The Sutton Trust was founded in 1997 by Sir Peter Lampl to improve social mobility through education.  The Trust has commissioned over 135 research studies and funded over 200 programmes helping tens of thousands of young people and addressing social mobility. The Sutton Trust describes itself as a ‘do-tank’ as well as being a think-tank.  It says its most significant achievement and source of leverage is its impact on Government education policy and education spending and that its work is highly influential among leading politicians and opinion formers. Much of its research on schools has focused on school admissions.

In June 2013 research carried out by the Sutton Trust looked at the composition of 500 comprehensives with the highest GCSE results. Although 10% of them had a larger than average proportion of poorer pupils the majority had less than half the average proportion of pupils eligible for free school meals compared to their local authority areas. Schools controlling their own admission policies ie voluntary aided schools and academies are over-represented in the top 500. The report says ‘while the schools in this study are by and large not using forms of overt selection, they are exercising covert selection’.

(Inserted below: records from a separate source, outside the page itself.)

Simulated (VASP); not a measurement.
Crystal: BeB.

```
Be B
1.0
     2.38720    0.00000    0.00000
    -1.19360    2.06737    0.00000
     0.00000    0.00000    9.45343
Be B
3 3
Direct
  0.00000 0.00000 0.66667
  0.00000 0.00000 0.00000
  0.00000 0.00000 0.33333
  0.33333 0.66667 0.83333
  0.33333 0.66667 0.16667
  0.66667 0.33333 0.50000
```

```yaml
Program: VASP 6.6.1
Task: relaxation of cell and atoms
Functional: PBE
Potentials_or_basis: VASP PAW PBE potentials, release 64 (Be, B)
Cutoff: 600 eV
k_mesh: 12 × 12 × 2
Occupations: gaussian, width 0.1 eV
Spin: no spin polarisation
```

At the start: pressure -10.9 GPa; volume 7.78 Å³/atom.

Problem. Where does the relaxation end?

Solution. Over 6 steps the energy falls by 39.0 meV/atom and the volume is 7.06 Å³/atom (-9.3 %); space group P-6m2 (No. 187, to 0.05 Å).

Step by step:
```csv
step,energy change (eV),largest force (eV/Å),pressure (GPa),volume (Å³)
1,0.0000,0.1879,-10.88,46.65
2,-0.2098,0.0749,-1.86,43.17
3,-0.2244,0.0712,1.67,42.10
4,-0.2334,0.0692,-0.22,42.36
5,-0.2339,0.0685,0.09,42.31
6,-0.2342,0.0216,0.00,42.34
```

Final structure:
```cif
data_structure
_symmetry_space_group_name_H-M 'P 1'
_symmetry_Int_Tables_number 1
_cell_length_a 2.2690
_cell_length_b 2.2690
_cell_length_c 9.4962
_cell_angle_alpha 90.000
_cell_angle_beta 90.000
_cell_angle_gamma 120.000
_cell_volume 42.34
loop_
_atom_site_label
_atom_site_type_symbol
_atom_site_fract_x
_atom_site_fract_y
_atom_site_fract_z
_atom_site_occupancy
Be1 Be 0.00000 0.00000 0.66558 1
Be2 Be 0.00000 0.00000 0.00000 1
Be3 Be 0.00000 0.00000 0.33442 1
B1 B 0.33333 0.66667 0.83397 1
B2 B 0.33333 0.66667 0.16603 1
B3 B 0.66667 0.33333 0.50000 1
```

Research funded by the Sutton Trust and published in November 2013 showed that only 3% of pupils in grammar schools are entitled to free school meals compared to 18% in the areas in which they are situated. Four times as many children from fee paying primaries or pre schools are admitted than children entitled to free school meals.  The research by  Cribb, Jesson, Sibieta, Skipp and Vignoles also found that children eligible for free school meals who attain the same level in KS 2 tests as those who are not eligible are less likely to go to grammar schools. Grammar schools have proportionately more Asian and Chinese pupils than other schools but proportionately fewer Black pupils. The researchers interviewed grammar school heads who said primary schools should do more to encourage disadvantaged children to apply.

As a result of these findings the Chair of the Sutton Trust, Sir Peter Lampl said that ‘politicians of all parties have accepted that grammar schools are here to stay’. Rather than calling for an end to selection he called for publicly funded tuition to enable more applicants from state primaries to get to grammar schools.

The Sutton Trust is also lobbying Government to publicly fund places at private day schools for pupils who pass their selective entry tests and has enlisted a large proportion of private schools in support. It is also looking at ways to improve selective tests to bring about ‘fair access’ to grammar schools. But as Local Schools Network has reported tutor proof tests are not the answer to a divided education system. The answer is to end selection!

Research funded by the Sutton Trust and published in December 2013 looked at the strategies used by parents to aid their children’s educational outcomes. The findings are based on an online survey of parents of children aged 5-16. The research was conducted by Allen and Hutchings. Researchers found that parents relied on information derived from parents evenings or discussion with other parents more often than league tables or OFSTED reports.  Middle class parents were more likely than working class parents to use a wide range of information. 21% of respondents said they had moved to live in an area thought to have good schools. 10% had used private tutors and 7% of middle class parents and 2% of working class parents reported using another address than their actual address to get a place at a school.  Unsurprisingly middle class parents were more likely to spend money either moving house or using tutors to get their children into a particular school.

The researchers say that ‘the Government needs to take strong steps to address the social segregation that characterises the English education system, impeding social mobility’. One recommendation of the report is that schools should be expected to publish socio-economic data on those who apply and are admitted, to reveal any trends in social segregation and encourage inclusion. They suggest the Schools Adjudicator should monitor this. They also call for more random allocation and banding, admission policies which are supported by the Sutton Trust.